How Digital Innovation Is Unifying Africa’s Fragmented Payments Landscape

In 2019, Meta CEO Mark Zuckerberg said it was time to simplify money movement and make sending money to someone as easy as sending a photo.

However, what that statement, seen as groundbreaking back then, failed to acknowledge is that Africans have been sending and receiving money without traditional bank accounts for over a decade before that, said Praveksha Maharaj, director of partnerships MEA at Entersekt.

In fact, the majority of Africans have “embraced technology at scale and managed to leapfrog into the future of digital payments,” Maharaj told PYMNTS in an interview, pointing to mobile money operators and digital frontrunners like Kenya’s Safaricom

The company’s pioneering mobile money transfer service, M-Pesa, is considered one of the most successful mobile payment systems in Africa — and possibly the world — and has, since its launch in 2007, accelerated financial inclusion in the region, with over 40 million active customers and over 500,000 merchants accepting M-Pesa as a currency to pay for goods and services in Kenya alone. 

In Nigeria, one of Africa’s biggest economies, Maharaj added that the growth of digital payments compared to card payments or mobile point of sale has been dramatic, with a robust network of banking agents — often referred to as “human ATMs” — offering bill payments, airtime recharge, funds transfer and remittance services to customers.

These achievements, despite the infrastructural and economic challenges common in Africa, are a testament to Africans’ boldness and creativity in solving the region’s unique challenges, she noted. “In Africa, we are not afraid to take risks, learn from them and adapt [solutions] to customer needs.” 

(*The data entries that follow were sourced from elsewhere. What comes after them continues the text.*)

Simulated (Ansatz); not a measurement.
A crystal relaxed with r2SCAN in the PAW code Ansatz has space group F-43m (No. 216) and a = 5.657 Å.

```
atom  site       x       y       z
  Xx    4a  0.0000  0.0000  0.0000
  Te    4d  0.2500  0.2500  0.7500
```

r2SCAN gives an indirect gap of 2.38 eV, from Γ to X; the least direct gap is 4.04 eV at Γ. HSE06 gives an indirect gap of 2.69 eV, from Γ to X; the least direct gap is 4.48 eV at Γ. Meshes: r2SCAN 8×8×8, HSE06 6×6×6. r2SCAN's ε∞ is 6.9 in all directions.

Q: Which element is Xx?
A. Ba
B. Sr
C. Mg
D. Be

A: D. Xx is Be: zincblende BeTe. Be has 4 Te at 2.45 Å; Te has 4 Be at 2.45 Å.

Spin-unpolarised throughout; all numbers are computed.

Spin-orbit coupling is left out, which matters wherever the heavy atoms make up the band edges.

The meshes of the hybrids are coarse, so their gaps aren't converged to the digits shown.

Against that backdrop, she said the world could learn a thing or two from the continent when it comes to banking and payment innovation, particularly the importance of building for scale and ensuring that the needs of a diverse range of users, whether they are unbanked or have feature phones, are met. 

Not a One-Size-Fits-All

Despite the increasing popularity of electronic and digital channels in Africa’s financial sector, close to half of the regional population still do not have a traditional bank account and transact in cash, making it difficult for them to access digital financial services. 

This, according to Maharaj, has made fraud and security a major challenge amid increasing social engineering and phishing scams — a problem she said data sharing between different providers could help solve. 

Fragmented markets — 54 countries, over 1.4 billion people and over 2,000 languages — also add complexity to the equation, not to mention the different currencies and banking systems creating challenges for cross-border payments. 

“It’s not a one-size-fits-all. It’s not like you could launch something and it would work in all countries. [For example], M-Pesa failed in South Africa, but it’s thriving in East Africa,” Maharaj explained, reiterating the importance of adapting solutions to unique customer needs in each market.

But, despite these challenges, Maharaj believes the strong growth in digital payments that Africa has experienced over the past decade will continue to foster innovation on the continent and inspire others worldwide.

“I’m very hopeful and think it will continue to go in the right direction as we build solutions that meet customers at their point of need,” she said.